September, 1761: Cherokees Relinquish their Hunting Lands

September 23, 1761

This 1802 Map of South Carolina was prepared by Thomas Coram for John Drayton’s “A View of South Carolina”. It shows, in blue outline, the small area in the corner of the state described as “Lands, which being within the Boundaries of South Carolina, the Cherokee are permitted to enjoy during their good behavior.” From the collections of the South Carolina Historical Society.

After more than three years of hostilities, Cherokee Indians signed a treaty with South Carolina’s Lieutenant Governor William Bull at Ashley Ferry Town on September 23, 1761. At the time that Europeans began to explore South Carolina, the Cherokees held most of the land in northwestern South Carolina. By the 1750s, their settlements were known as the Lower Towns and included Keowee, Toxaway, and Seneca. In the early 1750s, the Cherokees allied with the British against the French, but after 1757 European encroachment on Cherokee land strained the relationship. In late 1768, settlers attacked and killed several Cherokee warriors in Virginia. The Indians retaliated by attacking settlers in North Carolina in the spring of 1759 and the conflict soon moved into South Carolina.

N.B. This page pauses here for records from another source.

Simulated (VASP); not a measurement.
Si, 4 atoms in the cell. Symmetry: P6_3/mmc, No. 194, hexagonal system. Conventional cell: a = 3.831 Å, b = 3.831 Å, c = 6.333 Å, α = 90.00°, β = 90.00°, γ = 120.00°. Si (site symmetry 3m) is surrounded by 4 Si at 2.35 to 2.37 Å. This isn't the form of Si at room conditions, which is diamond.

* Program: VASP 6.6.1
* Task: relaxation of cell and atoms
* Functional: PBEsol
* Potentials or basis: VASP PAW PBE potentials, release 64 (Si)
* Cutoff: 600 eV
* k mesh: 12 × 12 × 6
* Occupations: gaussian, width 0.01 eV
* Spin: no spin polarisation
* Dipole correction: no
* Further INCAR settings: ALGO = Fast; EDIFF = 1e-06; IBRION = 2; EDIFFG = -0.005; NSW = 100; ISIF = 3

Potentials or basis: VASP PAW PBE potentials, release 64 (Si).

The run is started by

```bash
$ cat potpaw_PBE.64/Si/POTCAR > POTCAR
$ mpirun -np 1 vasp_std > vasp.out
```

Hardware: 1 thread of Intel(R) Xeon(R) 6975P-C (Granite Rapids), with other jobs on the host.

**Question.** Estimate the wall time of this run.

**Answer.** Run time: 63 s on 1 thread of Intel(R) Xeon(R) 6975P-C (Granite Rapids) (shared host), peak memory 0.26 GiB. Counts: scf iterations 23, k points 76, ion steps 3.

Fort Prince George was constructed by the British in what is now Pickens County and was used to launch three attacks on the Indians. The Cherokees responded by killing several settlers in the area. Following that incident, Governor William Lyttelton took two Cherokee headmen hostage and negotiated a treaty in late 1759. However, early the next year, the Cherokees ambushed Fort Prince George and killed Lieutenant Richard Cotymore, the commander. Governor Lyttelton issued a call to the British for troops to help the settlers. He then returned to England and left the matter in the hands of Lieutenant Governor William Bull, Jr.

Under the command of Colonel Archibald Montgomery, sixteen hundred British troops headed to the upcountry in April 1760. They burned Estatoe and other Lower Towns and relieved the men stationed at Fort Prince George. Thinking he had secured the area, Montgomery returned to Charleston. However, the Cherokees moved into what is now Tennessee and laid siege to Fort Loudoun. In August 1760, the Indians killed twenty-four men who had been stationed at Fort Loudoun and took several others captive. Governor Bull negotiated to ransom the hostages at the same time he prepared another expedition.

In the summer of 1761, Bull sent Colonel James Grant, a Scottish soldier who served with Montgomery, with over 2,400 troops to the upcountry of South Carolina. They wiped out fifteen Cherokee towns and destroyed roughly fifteen thousand acres of crops. By July the Cherokees had no choice but to surrender and negotiate a treaty, which was signed at the site of a ferry over the Ashely River (later known as Bee’s ferry). Known as the Treaty of Charleston, it called for both sides to exchange hostages; named Little Carpenter, who was a pro-English Cherokee leader, emperor of the Cherokees; expelled all Frenchmen from Cherokee territory; and created a dividing line that allowed white settlement on much of the Cherokee’s hunting lands. It also called for quick executions of any Cherokee who murdered a settler and for renewed trade between the Indians and the English.